But there is a massive scarcity of talent. Number of vacancies for high paying jobs have only increased. The wage increases have been much higher for professional jobs like software. Some data from the US below:
For top talent, the lure of a big name company is in the prestige with low risk and above average pay. For startups it has traditionally been in the promise of equity - the promise of a potential fortune down the line.
Both big companies and startups would ideally want talent to stick around for years. And the key tool used for talent 'retention' has been ESOPs or equity that vests over time.
Retaining younger employees has been an issue for decades now. For example, the median tenure of someone in the 25-34 age cohort has been roughly 3 years for the past four decades!
And in the past two decades, the time to cash out equity has increased significantly (if you ignore the bubble year of 2021) because the time for startups to exit has increased by many years.
This means there is an opportunity for another (additional) 'retention' approach - the employer gives the talent a big chunk of money upfront with the promise to stay for x number of years.
But how to enable this in reality? How can companies enforce such a contract and administer this? What about small companies who may find paying a big upfront cash a bit expensive?
Keep Financial has found a way to scalably administer a clever solution - 'vesting cash bonus'.
The vesting cash bonus is a 'forgivable loan' that ‘vests’ over time. For example, a talent can get $400,000 upfront cash as a 0% interest forgivable loan that can ‘vest’ (forgiven) over the next four years.
If the talent leaves after one year, then she is forgiven $100,000 but the remaining $300,000 has to be paid back within 60 days at 0% interest or converts to a loan with the usual interest rate. The collections are handled by Keep in such cases.
Once a vesting cash plan is created by the rewards department of the company for an employee, the employee can transfer a part or full amount to their bank ready to use after accepting the agreement.
Keep charges a fee from the employer to manage the loans. “When a loan is issued, the employer will pay Keep Financial 2.75% of the aggregate amount of bonuses issued in a given month, subject to a minimum payment of $250 per employee loan.”

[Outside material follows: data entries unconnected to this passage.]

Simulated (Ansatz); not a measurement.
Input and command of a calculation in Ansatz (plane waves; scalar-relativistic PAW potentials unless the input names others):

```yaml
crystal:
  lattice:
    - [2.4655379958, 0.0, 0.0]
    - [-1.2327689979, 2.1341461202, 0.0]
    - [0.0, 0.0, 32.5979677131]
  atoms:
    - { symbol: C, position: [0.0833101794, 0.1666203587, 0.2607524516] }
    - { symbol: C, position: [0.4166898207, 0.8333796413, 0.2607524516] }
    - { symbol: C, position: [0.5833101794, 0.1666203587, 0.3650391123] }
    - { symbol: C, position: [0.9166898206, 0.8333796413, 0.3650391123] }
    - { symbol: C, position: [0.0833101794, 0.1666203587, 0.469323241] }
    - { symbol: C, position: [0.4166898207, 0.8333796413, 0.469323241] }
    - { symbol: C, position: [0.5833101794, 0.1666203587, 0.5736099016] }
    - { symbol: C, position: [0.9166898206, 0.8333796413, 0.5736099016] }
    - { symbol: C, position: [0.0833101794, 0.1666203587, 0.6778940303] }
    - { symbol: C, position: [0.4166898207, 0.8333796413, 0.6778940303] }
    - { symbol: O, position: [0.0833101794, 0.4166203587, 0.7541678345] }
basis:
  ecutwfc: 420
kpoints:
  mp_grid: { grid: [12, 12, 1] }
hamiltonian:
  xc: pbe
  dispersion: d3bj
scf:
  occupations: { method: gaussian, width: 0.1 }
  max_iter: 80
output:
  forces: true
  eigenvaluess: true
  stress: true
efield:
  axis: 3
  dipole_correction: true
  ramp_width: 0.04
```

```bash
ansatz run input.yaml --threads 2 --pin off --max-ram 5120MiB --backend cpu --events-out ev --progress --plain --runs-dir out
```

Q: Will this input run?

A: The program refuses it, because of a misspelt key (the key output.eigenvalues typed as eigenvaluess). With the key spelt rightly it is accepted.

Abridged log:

The employer can fund the bonuses themselves or Keep can fund the loans (via financial service partners). If Keep is asked to fund the loans, there will be an additional cost and Keep will underwrite the company. (Keep is licensed as a lender in 46 states). I suspect smaller companies will prefer the option of funding via Keep.
Talent would love such an offering. They can for example use the cash for some personal milestone - like paying back student loans or putting a down payment on the house. Or maybe they can use it for their professional development.
Numerous surveys already note that new employees expect some form of financial assistance from employers in help towards paying down student debt.
This model can potentially be a standard benefit in the future - once companies start offering this, other companies will follow suit or will risk being left behind. There is also a sense of ongoing recognition for the employee.
And this does not have to be vesting cash (or) vesting equity but companies will very likely want to offer a mix of both. And this is great for companies too - retaining top talent is worth it from a return perspective.
The founders Kathryn Petralia and Rob Frohwein are domain experts in the financial services space and previously co-founded Kabbage (which provides financial solutions for small businesses) which was acquired by American Express.
Keep Financial can really pave the way for this new type of compensation. And there is a potential large market. For example today most ESOP participants are the ones who are employed in publicly traded companies and these make up 85% of ESOP participants (i.e. employees).
For illiquid private companies, the vesting cash model can be more attractive to some talent.
Keep Financial is a high potential startup to watch out for and can potentially revolutionize compensation. Its solution is a good fit for organizations of any size but especially smaller companies that need retention solutions the most and hence there is a large market that Keep can unlock. And the fact that it is led by proven founders with deep domain expertise makes it all the more attractive.